In our coverage of LNC a few months back, we had our eye on Night Call; a game where you are a taxi driver who was the last victim of a serial killer/murderer. The cops suspect you, but you are not the one who you the serial killer, are you? As you meet new people every night as a taxi driver, you get intel, secrets, and learn something new about yourself. However, if you can get strangers talking… you can find the real killer… unless it’s you. In Night Call there are enigmas, interesting passengers, and a web full of lies. Will you find out the truth? Or will you pay your last dime to make sure the cops don’t think the killer is you? Night Call is on PC July 17th, on console later this year; developed by Monkey Moon and Black Muffin; and published by Raw Fury.
Disclaimer: We received a review copy of the game prior to its release. The game’s quirks are still being worked out — so some aspects might not have worked as well as the final release game does. We won’t mention many of them, but our experience might be slightly different.
Will Night Call Be Your Last Call?
The construction of this game is long-form; as a player, you are talking to seventy plus passengers throughout the gameplay. You are likewise trying to figure out an investigation all at the same time.

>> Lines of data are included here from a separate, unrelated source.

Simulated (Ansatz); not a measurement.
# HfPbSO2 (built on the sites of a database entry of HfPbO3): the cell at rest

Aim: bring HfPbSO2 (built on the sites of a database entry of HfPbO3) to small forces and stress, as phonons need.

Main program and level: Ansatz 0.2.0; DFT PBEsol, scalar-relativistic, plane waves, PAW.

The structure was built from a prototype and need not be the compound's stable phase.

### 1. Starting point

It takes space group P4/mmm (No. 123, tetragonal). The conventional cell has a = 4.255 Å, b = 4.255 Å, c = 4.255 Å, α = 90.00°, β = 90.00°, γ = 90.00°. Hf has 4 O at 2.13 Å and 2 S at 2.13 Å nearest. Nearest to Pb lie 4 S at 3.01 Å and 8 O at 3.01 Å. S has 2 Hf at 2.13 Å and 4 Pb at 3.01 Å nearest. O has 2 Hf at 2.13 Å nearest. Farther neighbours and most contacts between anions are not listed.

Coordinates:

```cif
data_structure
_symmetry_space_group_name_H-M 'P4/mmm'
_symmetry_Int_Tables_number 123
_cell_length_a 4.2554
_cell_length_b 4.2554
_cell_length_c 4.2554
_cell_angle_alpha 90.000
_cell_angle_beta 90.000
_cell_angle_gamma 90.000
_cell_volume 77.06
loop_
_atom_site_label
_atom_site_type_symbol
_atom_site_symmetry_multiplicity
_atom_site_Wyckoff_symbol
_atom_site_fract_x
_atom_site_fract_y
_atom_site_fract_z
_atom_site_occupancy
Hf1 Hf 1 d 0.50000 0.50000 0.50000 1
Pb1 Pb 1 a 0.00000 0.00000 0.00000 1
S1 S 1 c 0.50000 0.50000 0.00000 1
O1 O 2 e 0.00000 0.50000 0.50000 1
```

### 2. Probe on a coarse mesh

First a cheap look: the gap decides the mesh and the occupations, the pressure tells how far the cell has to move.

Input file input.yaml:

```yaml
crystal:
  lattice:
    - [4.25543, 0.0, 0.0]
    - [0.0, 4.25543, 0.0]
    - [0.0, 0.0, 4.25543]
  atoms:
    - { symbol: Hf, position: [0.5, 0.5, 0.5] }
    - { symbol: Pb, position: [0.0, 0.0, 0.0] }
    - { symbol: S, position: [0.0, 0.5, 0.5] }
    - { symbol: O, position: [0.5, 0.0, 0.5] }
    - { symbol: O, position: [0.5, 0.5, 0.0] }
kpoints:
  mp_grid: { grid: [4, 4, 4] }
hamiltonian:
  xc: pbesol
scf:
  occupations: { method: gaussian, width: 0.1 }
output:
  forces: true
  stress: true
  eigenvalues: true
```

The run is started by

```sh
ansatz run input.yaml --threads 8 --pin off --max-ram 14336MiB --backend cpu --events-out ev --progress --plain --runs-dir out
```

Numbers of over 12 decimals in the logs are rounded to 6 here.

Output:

Night Call does require substantial sitting-down-time to play it; and, with that being said, it is deserving of it. Throughout the game, you are constantly on the edge of your seat with the narratives of the various characters. There is an outstanding balance between narrative and player-choices. You are able to choose responses that indicate different emotions with the passenger (depending on who that passenger is). We enjoyed that there was an option to just say nothing sometimes. Just be silent and let the passenger talk. Sometimes that is all you want to do.
With the construction of the game comes graphics and overall directing of Night Call. As mentioned above, since we had a pre-release, we had quirks. However, the overall graphics were stellar for us regardless. We loved the aspect of being able to click on the passenger and accept or decline them. The passengers were always in loads of about 5-8. So you have various passengers to choose from. Another aspect we enjoyed was being able to get gas in your car and go to the store.
This is a small aspect, but it’s nice to have everything interactive. Being able to spend money, being able to see the money go up and down when getting gas or paying someone for intel; those aspects add up to an interactive experience. Aside from those, there are other aspects that make the game — overall — a blast. If you are looking at the evidence in your room you are able to click on it, add clues, and find out who the killer is with everything you have gained. When you look at the “board” in your room, you are able to drag ties to the people based on the evidence you find. You have a handful of suspects and you are able to choose what evidence to base your conclusion on.
Night Call Pros & Cons
No matter what game you play, there are pros and cons to it. We don’t have a lot of cons, but we have two that may stray away from players who might not like long-form or trigger warning games.
Honestly, We Have Two Small Cons:
- If you don’t enjoy long-form, you may not enjoy this game. The gameplay is long, you are basically going through narrative 80% of the game and finding out clues and evidence pertaining to the overall theme. It will take a sufficient amount of hours to complete. We found this to be exciting and fun, but if you want a quick game, this may not be your best friend. We believe you’ll still enjoy it.
- There are trigger warnings, so this game is not for everyone. It is meant for mature audiences; it refers to sexual acts, violence, alcohol, triggering dialogue (politics, religion, tragedy). Night Call further uses profanity and offensive language. There are dark moments and stories as well as humorous ones. Make sure you note this.
Now, Let’s Talk About Pros:
- Multiple endings! There are multiple endings and in each gameplay, the killer is different. If you play it the first time and have a certain ending, it will be different the second time around. What we love about this is because it makes the game timeless. You can play it again and again and never have the same game.
- It’s a Noire game, which we love. The concept and focus on the graphics is very Noire. It was dark and gritty, which we loved about the game.
- As in real-life, money is important. If you spend it all, you won’t be able to pay your bills. You have to find a balance between investigation and survival.
- The graphics and overall content of the game are stellar. While there’s not much to the game, graphic wise, (condensed colors, etc.) it adds to the Noire details; details such as when you can move the strings on board in the apartment. Even when you can look at the files on the desk as well. The graphics matter in the ways that they are intended to matter.
So, The Daily Fandom, How Was The Game Overall?
Without giving too much of the story away, this game is phenomenal. Between the narrative, the characters, the story, and the overall simplicity of it. We loved playing it. It’s comfortable to become adjusted to, but we didn’t have issues not being able to find aspects of the game. Sometimes we need walkthroughs with games (to find out obscure things), but with this one, just sit back, relax, and play an exceptionally made emotionally driven game.
Overall, the game is a win for both Monkey Moon (Black Muffin) and Raw Fury. While the developer is new to our realm of gaming, Raw Fury, we are well-aware of. We would recommend this game to everyone, not just gamers who like narrative games, but everyone. Honestly, one of the better games we have in our library to always come back to and play time-and-time again. With the various endings and the concept (being able to reply again and again for years to come) is especially appealing.